The Thales Alenia-Space COSMO-SkyMed Satellite
by Staff Writers
Vandenberg AFB CA (SPX) Jun 08, 2007
Vandenberg is scheduled to launch a Boeing Delta II rocket carrying the Thales Alenia-Space COSMO-SkyMed Satellite, Thursday at 7:21 p.m. from Space Launch Complex-2 on north Vandenberg. The launch has a 13-minute window of opportunity. Col. Stephen Tanous, 30th Space Wing commander, will be the spacelift commander for this mission. The Delta II will be launched in the 7420-10 configuration.

This will be the first of two COSMO-SkyMed satellite launches from Vandenberg this year. The satellite is an end-to-end Earth observation dual-use (civilian and military) system composed of four satellites and ground stations.

Previously, Boeing Launch Services Director Ken Heinly said, "Boeing Launch Services is honored to support these missions for Alcatel Alenia Space, the European leader in satellite-based solutions. The COSMO/SkyMed system is a critical mission for Italian science, commerce and security, and the Delta II was selected for its reliability, timeliness and affordability."

The Delta 7420-10 configuration is approximately 126 feet tall and eight feet wide. It features a first stage and four strap-on solid propellant rocket motors, an interstage and a second stage.

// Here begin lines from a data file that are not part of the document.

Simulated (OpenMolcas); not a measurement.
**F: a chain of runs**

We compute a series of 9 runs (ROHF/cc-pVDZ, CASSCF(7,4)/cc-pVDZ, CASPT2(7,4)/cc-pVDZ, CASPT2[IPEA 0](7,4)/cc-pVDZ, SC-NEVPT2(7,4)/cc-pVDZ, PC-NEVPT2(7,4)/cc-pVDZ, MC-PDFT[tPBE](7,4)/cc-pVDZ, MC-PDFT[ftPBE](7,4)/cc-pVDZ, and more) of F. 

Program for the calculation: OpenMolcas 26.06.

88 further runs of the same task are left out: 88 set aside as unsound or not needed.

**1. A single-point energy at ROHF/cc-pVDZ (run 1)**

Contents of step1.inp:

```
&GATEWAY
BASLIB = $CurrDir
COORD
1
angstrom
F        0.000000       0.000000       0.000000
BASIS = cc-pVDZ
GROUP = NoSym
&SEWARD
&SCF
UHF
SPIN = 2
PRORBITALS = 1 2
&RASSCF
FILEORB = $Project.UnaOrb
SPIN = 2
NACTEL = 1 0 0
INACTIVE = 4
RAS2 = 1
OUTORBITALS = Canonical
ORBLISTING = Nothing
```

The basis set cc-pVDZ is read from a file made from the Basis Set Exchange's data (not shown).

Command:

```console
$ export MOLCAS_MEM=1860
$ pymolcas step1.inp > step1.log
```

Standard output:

The first stage RS-27A main engine is manufactured by Pratt and Whitney Rocketdyne, Canoga Park, Calif. The solid strap-on motors are provided by Alliant Techsystems, Minneapolis, Minn. The main engine and the four solid rocket motors deliver a total thrust of 485,000 pounds at liftoff.

An AJ10-118K engine, built by Aerojet, Sacramento, Calif., powers the second stage. Ignited at altitude, the engine has a vacuum-rated thrust of about 9,800 pounds.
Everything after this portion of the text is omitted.